Poetry all from the library ... it's been a delight to find so many there when I search someone's name, mostly from reviews in the Grauniad. 'So Many Rooms' by Laura Scott is one I would buy. They are interesting, pithy poems, never wishy-washy. I liked all the first few with references to Russian literature. I like poets unafraid to be clever. A smattering of memories and observations, the little things you mostly pass over. Some are 'descriptive' but mostly they ask you to pause a moment and consider something. It is ok to use the word profound?
Pigeon
The soft thud of it
as it hit the car,
feathers floating
up like smoke
rising into the blue
on a packet of gitanes.
I've always thought
too much of death,
let it hang around
my ankles like a child
you drag across the floor.
I never found
the right broom
to shoo it away.
'All the Men I Never Married' by Kim Moore is a fabulous feminist rant of a book, venting the poet's frustration at the state of the world and the complexity of human relationships. They cover uncomfortable moments in taxis, and on trains, unsolicited opinions, ex boyfriends, deepfake porn and rape. Sometimes harrowing, but I don't mind being harrowed by poetry, it doesn't feel manipulative because it is honest.
38.
The night I left home, walked away even though
he told me to come back, I caught the night bus
into the city. Around me were young women
wearing the clothes I used to wear,
bra-straps showing, bare-legged, lounging like cats.

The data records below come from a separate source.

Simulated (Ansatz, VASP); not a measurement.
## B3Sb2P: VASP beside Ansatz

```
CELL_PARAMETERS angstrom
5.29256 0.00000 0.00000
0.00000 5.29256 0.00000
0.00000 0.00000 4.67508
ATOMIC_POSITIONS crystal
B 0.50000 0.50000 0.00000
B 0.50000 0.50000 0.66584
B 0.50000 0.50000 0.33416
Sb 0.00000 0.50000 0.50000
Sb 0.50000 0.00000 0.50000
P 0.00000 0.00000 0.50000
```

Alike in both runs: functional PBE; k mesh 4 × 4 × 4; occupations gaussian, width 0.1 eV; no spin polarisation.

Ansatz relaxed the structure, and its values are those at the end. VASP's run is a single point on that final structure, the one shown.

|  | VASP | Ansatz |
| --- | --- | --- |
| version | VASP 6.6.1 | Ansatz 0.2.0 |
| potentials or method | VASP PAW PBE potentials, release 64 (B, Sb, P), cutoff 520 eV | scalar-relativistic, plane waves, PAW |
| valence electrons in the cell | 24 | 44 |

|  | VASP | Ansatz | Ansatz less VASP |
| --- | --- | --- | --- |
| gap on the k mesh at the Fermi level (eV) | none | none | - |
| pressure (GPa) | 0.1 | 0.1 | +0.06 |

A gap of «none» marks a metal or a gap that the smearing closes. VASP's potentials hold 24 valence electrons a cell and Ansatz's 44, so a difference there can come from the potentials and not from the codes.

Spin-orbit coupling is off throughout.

Their laughter washed over me as the bus
staggered and leaved itself around corners.
I didn't move as they swayed and fell into each other.
Through the window I watched a man
skirt a puddle, his briefcase against his chest,
a strange and solitary dancer.
He looked at me, then looked away.
I wish I could say I stayed out all night,
had a life-changing encounter with someone
homeless and lonely and worse off than me,
or even that I'd sat in McDonald's,
drank cup after cup of lukewarm tea,
vowed never to go back home again.
The truth: I was too afraid to stay out all night
because everything wild within me had gone.
I went to my sister's, though I knew
he would find me. The path in darkness
the crunching of snails underfoot.
The many small deaths of that night.
His fist on the door, again and again.
Realising he would not leave, pretending to her
that it would be ok, that this was an ordinary row.
Making myself go downstairs and get into his car.
And what happened next, and what came after,
I do not remember. I see the same things you do now.
Him walking down the path in his leather jacket.
Me following after. The back of my head. His smile
as he opens the car and mock bows me in.
My sister standing in the light of the porch,
her arms crossed, angry and silent.
I love Mary Oliver, I mean what kind of self respecting poetry reader doesn't love Mary Oliver, but I was underwhelmed by 'Why I Wake Early'. They are very descriptive, unprovocative, almost sentimental. Maybe I just wasn't in the mood for it. Several religious references put me off. I give you, unseasonably:
November
The snow
began slowly,
a soft and easy
sprinkling
of flakes, then clouds of flakes
in the baskets of the wind
and the branches
of the trees -
oh, so pretty.
We walked
through the growing stillness,
as the flakes
pricked the path,
then covered it,
then deepened
as it curds and drifts,
as the wind grew stronger,
shaping its work
less delicately,
taking greater steps
over the hills
and through the trees
until, finally,
we were cold,
and far from home.
We turned
and followed our long shadows back
to the house,
stamping our feet,
went inside, and shut the door.
Through the window
we could see
how far away it was to the gates of April.
Let the fire now
put on its red hat
and sing to us.
Stay safe. Be kind. Take a moment.
I think I would like Laura Scott. Kim Moore, I'm not so sure - too close to the experiences of some people close to me.